Wendy Lambert was exultant. The coordinator of the Chemainus Crofton Community Schools Association had been desperately worried, after the Cowichan Valley School District had cut the budget for her association by $28,000, that the entire program might be in jeopardy.
A hurriedly called meeting, however, rallied the community, and district officials reacted quickly by stepping forward to meet with community schools representatives.
“Good news!” Lambert emailed to her school community May 29. “This afternoon Heidi Elley and I, both from the CCSA, met with [schools superintendent] Joe Rhodes [secretary-treasurer] Robert Harper, [assistant superintendent] Lorna Newman and [assistant secretary-treasurer] Jason Sandquist, to discuss the 50 per cent cut to the CCSA in the [Cowichan Valley School District] budget for the immediate upcoming fiscal year. Mr. Rhodes and Mr. Harper both let us know that our full budget would be reinstated for this coming fiscal year.”
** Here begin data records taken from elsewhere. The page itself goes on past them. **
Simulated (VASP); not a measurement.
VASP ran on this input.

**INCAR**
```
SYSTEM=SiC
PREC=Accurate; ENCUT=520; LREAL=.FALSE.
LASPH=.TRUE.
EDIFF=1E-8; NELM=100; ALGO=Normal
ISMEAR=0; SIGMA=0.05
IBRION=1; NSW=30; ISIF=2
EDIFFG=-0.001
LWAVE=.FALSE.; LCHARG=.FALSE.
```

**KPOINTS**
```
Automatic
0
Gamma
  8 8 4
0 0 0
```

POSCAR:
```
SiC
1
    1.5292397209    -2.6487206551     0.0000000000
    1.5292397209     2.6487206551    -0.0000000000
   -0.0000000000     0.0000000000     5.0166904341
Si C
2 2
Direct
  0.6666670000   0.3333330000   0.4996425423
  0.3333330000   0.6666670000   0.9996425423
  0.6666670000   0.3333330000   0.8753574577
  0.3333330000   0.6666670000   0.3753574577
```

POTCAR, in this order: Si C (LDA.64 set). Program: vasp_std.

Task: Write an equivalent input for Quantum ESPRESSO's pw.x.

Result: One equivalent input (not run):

She thanked the community “who expressed such understanding and appreciation of the Community School programs and shared your concerns with others. Your prompt response was extremely helpful.”
Lambert also thanked the district for its second look.
“Administrators and community members have shown the strength of working together for our children and families. The numerous CCSA programs will continue for another year and I am sincerely grateful on behalf of our board, all our participants and our communities,” she said. The CCSA has its district funding reinstated until June 30, 2015.
“The administrators also expressed a willingness to have further conversations to discuss sustaining the budget. We have come a long way in a short time, and I hope we can achieve even more,” Lambert said.
Harper explained that the decision to reinstate the funds for a year is all about finding a permanent solution for the situation for the two North End areas.
“We’ve made a decision that we’ll put that money back into the community schools association for this year and then work with them during this year so we can help them build a sustainable organization,” he said.
The school district’s money, which pays staff salaries, kickstarts the efforts at the two schools, making it possible for them to line up all kinds of programs.
“Only about a quarter of the money they work with is from the district. I saw their financial statements and it’s just over $200,000 in total budget. Some of that is revenue from programs, some of that is grants from other organizations,” Harper said.
After school starts up again, district officials will put their head together with the community schools people, he said.
Several kids’ summer camp programs run by the CCSA, including IronKidz, The Amazing Race and Movie Mania are already set to go.